Search code examples
apache-flinkflink-streaming

Flink windowing: aggregate and output to sink


We have a stream of data where each element is of this type:

id: String
type: Type
amount: Integer

We want to aggregate this stream and output the sum of amount once per week.

Current solution:

A example flink pipeline would look like this:

stream.keyBy(type)
      .window(TumblingProcessingTimeWindows.of(Time.days(7)))
      .reduce(sumAmount())
      .addSink(someOutput())

For input

| id | type | amount |
| 1  | CAT  | 10     |
| 2  | DOG  | 20     |
| 3  | CAT  | 5      |
| 4  | DOG  | 15     |
| 5  | DOG  | 50     |

if the window ends between record 3 and 4 our output would be:

| TYPE | sumAmount |
| CAT  | 15        | (id 1 and id 3 added together)
| DOG  | 20        | (only id 2 as been 'summed')

Id 4 and 5 would still be inside the flink pipeline and will be outputted next week.

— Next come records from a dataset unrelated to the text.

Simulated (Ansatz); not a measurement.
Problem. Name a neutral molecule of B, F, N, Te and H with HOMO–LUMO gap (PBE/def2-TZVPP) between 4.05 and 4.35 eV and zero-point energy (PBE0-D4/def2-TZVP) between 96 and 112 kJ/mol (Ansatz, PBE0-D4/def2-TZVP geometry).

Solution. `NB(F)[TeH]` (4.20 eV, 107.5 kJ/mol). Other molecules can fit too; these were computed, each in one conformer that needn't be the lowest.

Thus next week our total output would be:

| TYPE | sumAmount |
| CAT  | 15        | (of last week)
| DOG  | 20        | (of last week)
| DOG  | 65        | (id 4 and id 5 added together)

New requirement:

We now also want to know for each record in what week has each record been processed. In other words our new output should be:

| TYPE | sumAmount | weekNumber |
| CAT  | 15        | 1          |
| DOG  | 20        | 1          |
| DOG  | 65        | 2          |

but we also want an additional output like this:

| id | weekNumber |
| 1  | 1          |
| 2  | 1          |
| 3  | 1          |
| 4  | 2          |
| 5  | 2          |

How to handle this?

Does flink have any way to achieve this? I would image we would have an aggregate function that sums the amounts but also outputs each record with the current week number for example but I don't find a way to do this in the docs.

(Note: we process about a 100 million records a week, so ideally we would only like to keep the aggregates in flink's state during the week, not all individual records)

EDIT:

I went for the solution described by Anton below:

DataStream<Element> elements = 
  stream.keyBy(type)
        .process(myKeyedProcessFunction());

elements.addSink(outputElements());
elements.getSideOutput(outputTag)
        .addSink(outputAggregates())

And the KeyedProcessFunction looks something like:

class MyKeyedProcessFunction extends KeyedProcessFunction<Type, Element, Element>
    private ValueState<ZonedDateTime> state;
    private ValueState<Integer> sum;

    public void processElement(Element e, Context c, Collector<Element> out) {
        if (state.value() == null) {
            state.update(ZonedDateTime.now());
            sum.update(0);
            c.timerService().registerProcessingTimeTimer(nowPlus7Days);
        }
        element.addAggregationId(state.value());
        sum.update(sum.value() + element.getAmount());
    }

    public void onTimer(long timestamp, OnTimerContext c, Collector<Element> out) {
        state.update(null);
        c.output(outputTag, sum.value()); 
    }
} 

Solution

  • There's a variant of the reduce method that takes a ProcessWindowFunction as a second argument. You would use it like this:

    stream.keyBy(type)
      .window(TumblingProcessingTimeWindows.of(Time.days(7)))
      .reduce(sumAmount(), new WrapWithWeek())
      .addSink(someOutput())
    
    private static class WrapWithWeek
      extends ProcessWindowFunction<Event, Tuple3<Type, Long, Long>, Type, TimeWindow> {
    
          public void process(Type key,
                    Context context,
                    Iterable<Event> reducedEvents,
                    Collector<Tuple3<Type, Long, Long>> out) {
              Long sum = reducedEvents.iterator().next();
              out.collect(new Tuple3<Type, Long, Long>(key, context.window.getStart(), sum));
          }
    }
    

    Normally a ProcessWindowFunction is passed an Iterable holding all of the events collected by the window, but if you are using a reduce or aggregate function to pre-aggregate the window result, then only that single value is passed into the Iterable. The documentation for this is here but the example in the docs currently has a small bug which I've fixed in my example here.

    But given the new requirement for the second output, I suggest you abandon the idea of doing this with Windows, and instead use a keyed ProcessFunction. You'll need two pieces of per-key ValueState: one that's counting up by weeks, and another to store the sum. You'll need a timer that fires once a week: when it fires, it should emit the type, sum, and week number, and then increment the week number. Meanwhile the process element method will simply output the ID of each incoming event along with the value of the week counter.